Philip AmersonHe walked wearily down the hallway toward me. A young student at Garrett-Evangelical, serving as pastor of a congregation in a nearby neighborhood, he was carrying a demanding schedule Noticing his bloodshot eyes, I asked, “How are you?” He paused, looked up and said, “It’s good being a pastor, but it is hard work.” This fine student and promising future leader told me about a new outreach effort and about the challenges of bringing together the good people from the congregation and neighborhood. There are scores of students like this young man walking our halls every day. Like him they are seeking to build social, educational and spiritual bridges – it is good work, but hard work. I also want them to know it is joyful work and not their burden to carry alone.

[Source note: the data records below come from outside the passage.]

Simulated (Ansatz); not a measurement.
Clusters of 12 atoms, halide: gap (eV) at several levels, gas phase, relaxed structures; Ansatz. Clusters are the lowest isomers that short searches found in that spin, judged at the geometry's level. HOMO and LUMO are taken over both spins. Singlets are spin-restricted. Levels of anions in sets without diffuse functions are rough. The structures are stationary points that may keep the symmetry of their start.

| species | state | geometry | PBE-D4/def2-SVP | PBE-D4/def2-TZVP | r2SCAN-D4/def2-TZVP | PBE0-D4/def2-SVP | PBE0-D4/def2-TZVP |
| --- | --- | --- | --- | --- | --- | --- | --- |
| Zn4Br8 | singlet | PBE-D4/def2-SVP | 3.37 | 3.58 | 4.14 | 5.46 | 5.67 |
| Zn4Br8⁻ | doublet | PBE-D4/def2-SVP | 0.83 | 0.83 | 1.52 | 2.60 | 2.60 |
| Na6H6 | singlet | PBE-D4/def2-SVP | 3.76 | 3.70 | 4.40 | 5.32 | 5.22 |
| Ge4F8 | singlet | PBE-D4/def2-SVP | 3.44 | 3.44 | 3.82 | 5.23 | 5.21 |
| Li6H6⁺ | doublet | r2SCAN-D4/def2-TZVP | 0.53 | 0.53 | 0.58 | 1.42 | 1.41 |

My mail that day provided two more letters about the event on congregations and schools hosted by Garrett- Evangelical at St. Luke’s Church in Indianapolis. I have received many letters and emails about the event. Each expresses a particular point of view or wants to make certain a constituency was represented. The requests are compelling, demanding, and often contradictory. Clearly we have touched a nerve. What should be the partnership between churches and schools? This will require wisdom, patience, and careful action. It is good work, but hard work. Can it be joyful as well?

Later, I was delighted to learn that Dr. Brent Peterson, a recent Ph.D. graduate from Garrett-Evangelical has been awarded the 2011 Outstanding Dissertation Award from the Wesleyan Theological Society. Brent’s dissertation was: “A Post-Wesleyan Eucharistic Ecclesiology: The Renewal of the Church as the Body of Christ to be Doxologically Broken and Spilled Out for the World.”

It speaks of the healing that comes through Holy Communion and the way this can heal the church and renew it as the body of Christ. The church is then sent out in the ministry of incarnation in the world. I think on these words, “Doxologically Broken and Spilled Out for the World.” To be broken and give ourselves up in praise and gratitude... for the world. This is our calling. Joyful good work, and it is hard work.

Not that our work is essential to our salvation, of course. It is not by our righteousness that we are saved. It is this release, this gift, this opportunity to be engaged for the world that is the cause of our joy and praise. Our call is simply to be the church. Several years ago I heard an Anglican bishop being interviewed about the financial difficulties his diocese was facing. “What will you do if legal actions result in your losing all of your property, and you have no more money?” The bishop paused for a moment and then, with a wry chuckle, he said, “Well, I guess we will find a table, get a bottle of wine and a loaf of bread and start all over again.”

Is it possible that amid all of our hand-wringing and analysis and efforts to find blame the real truth is that we have lost track of what is most important and life giving? Too many believe that if we do one more study, follow modern business practices, identify the five or seven or ten “best practices,” we will find the magical formula for renewing the church. Dr. Peterson’s dissertation points us in the right direction. As Philip Watson, former faculty member wrote, our true calling is to quite simply “Let God Be God.” In other words, we are to stop thinking it is our riddle to solve, our church to save, our congregation to revitalize. This is all God’s work. Now, we are privileged to have a hand in it. So, my counsel to the young pastor and to the folks who worry about the education of our children, or the decline in membership, or who seek some formula to renew the denomination is very simple: Let the Church Be the Church. Let us gather at table, be broken by the amazing gifts we receive, and then joyfully spill ourselves in mission with and for others. It is good work, and it is hard work... and, if we can let go of our measuring sticks and expectations and our need to blame others, it is profoundly joyful work.